Snort mailing list archives

Re: Average delay per packet observation


From: Joshua Kinard via Snort-devel <snort-devel () lists snort org>
Date: Fri, 7 Jul 2017 20:17:13 -0400

On 07/07/2017 09:57, Navdeep Uniyal wrote:
Hi Steven,

Below are the rules I am using in my snort.conf:

alert udp any any -> any any (msg:"GENERAL UDP ALERT!!! UDP Packet Received";sid:278;rev:3;)
alert udp 172.17.0.3 any -> any any (msg:"SENDER IP ALERT!!! IP Address found and now printing the 
same";sid:279;rev:3)
alert udp any any -> any any (msg:"TIME TO LIVE ALERT!!! TTL- TTL<=60.. FOUND!!!";ttl:<=60;sid:280;rev:3;)
alert udp any any -> 10.10.1.101 any (msg:"RECEIVER IP ALERT!!!! Receiver IP Address Found...";sid:281;rev:3;)
alert udp any any -> any 8999 (msg:"PORT ALERT!!!! UDP packets sent to PORT 8999";sid:282;rev:3;)

These are the set of 5 rules which I am repeating (with different sid) to create 10,20,40 and 80 rules.
As I understood from your explanation, the matching algorithms will work only for 5 times in all the cases ( please 
correct me if I am wrong).

Now since I am logging the alerts on the screen, I am getting alerts for all 10,20,40 or 80 rules in each case. What 
could be the potential reason of getting the delay in a factor of 10^-4 in case of 80 rules but for 40,20 and 10, it 
is for a factor of 10^-8.



Best Regards,
Navdeep

You are seeing this effect because Snort is, first and foremost, a
wickedly-fast "grep" for network packets.  It is *heavily* optimized for
matching strings in packet payload.  It is utterly abysmal in matching IP
addresses in the network layer of the packet (e.g., Snort is not a firewall).

When given a content match in a rule, all incoming packets are matched against
a selected "fast-pattern" match to preselect which packets ultimately will
enter the "detection engine".  The fast-pattern matcher is case-insensitive and
does not care where a string is located within a packet.  It only cares whether
the string exists or does not exist.  Case-sensitivity and specific location
are dealt with in the detection engine (as are other rule keywords).
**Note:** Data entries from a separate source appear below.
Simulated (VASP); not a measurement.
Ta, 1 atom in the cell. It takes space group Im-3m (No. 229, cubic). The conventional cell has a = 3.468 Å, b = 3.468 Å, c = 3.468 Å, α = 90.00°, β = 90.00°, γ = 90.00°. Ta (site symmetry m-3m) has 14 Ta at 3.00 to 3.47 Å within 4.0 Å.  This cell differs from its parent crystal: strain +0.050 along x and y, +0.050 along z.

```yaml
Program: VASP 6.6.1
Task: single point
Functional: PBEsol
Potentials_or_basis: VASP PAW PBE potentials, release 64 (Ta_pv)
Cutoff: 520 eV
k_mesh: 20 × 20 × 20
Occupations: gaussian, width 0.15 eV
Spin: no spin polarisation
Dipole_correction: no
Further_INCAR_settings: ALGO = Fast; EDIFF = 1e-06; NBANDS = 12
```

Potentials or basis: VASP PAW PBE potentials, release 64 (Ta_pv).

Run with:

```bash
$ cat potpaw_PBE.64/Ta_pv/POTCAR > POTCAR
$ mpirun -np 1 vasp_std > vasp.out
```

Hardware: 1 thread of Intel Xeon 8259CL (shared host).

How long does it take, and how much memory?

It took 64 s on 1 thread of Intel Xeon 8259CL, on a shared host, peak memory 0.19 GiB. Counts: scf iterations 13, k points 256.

When not given a content match in a rule, Snort will consider that rule
applicable for all packets, and that is why you are seeing the stated delays.
The more contentless rules you stack on top, the slower Snort's detection will
get, and, in excessive cases, Snort will simply start dropping packets on the
floor without even evaluating them.

If you really need to use contentless rules bound to specific IP addresses or
ranges, along with protocol-specific field checks, you might want to look at
the Suricata project instead, which has some differences to Snort, one of which
enables the use of such rules with its evaluation engine.

You also want to look at the large comment block at the top of the src/pcrm.c
file in Snort's source code (2.9.x), which gives some more detailed information
about Snort's approach to rules and packet processing.  IMHO, that should be in
the manual, but at least it's somewhere.

-- 
Joshua Kinard
Gentoo/MIPS
kumba () gentoo org
6144R/F5C6C943 2015-04-27
177C 1972 1FB8 F254 BAD0 3E72 5C63 F4E3 F5C6 C943

"The past tempts us, the present confuses us, the future frightens us.  And our
lives slip away, moment by moment, lost in that vast, terrible in-between."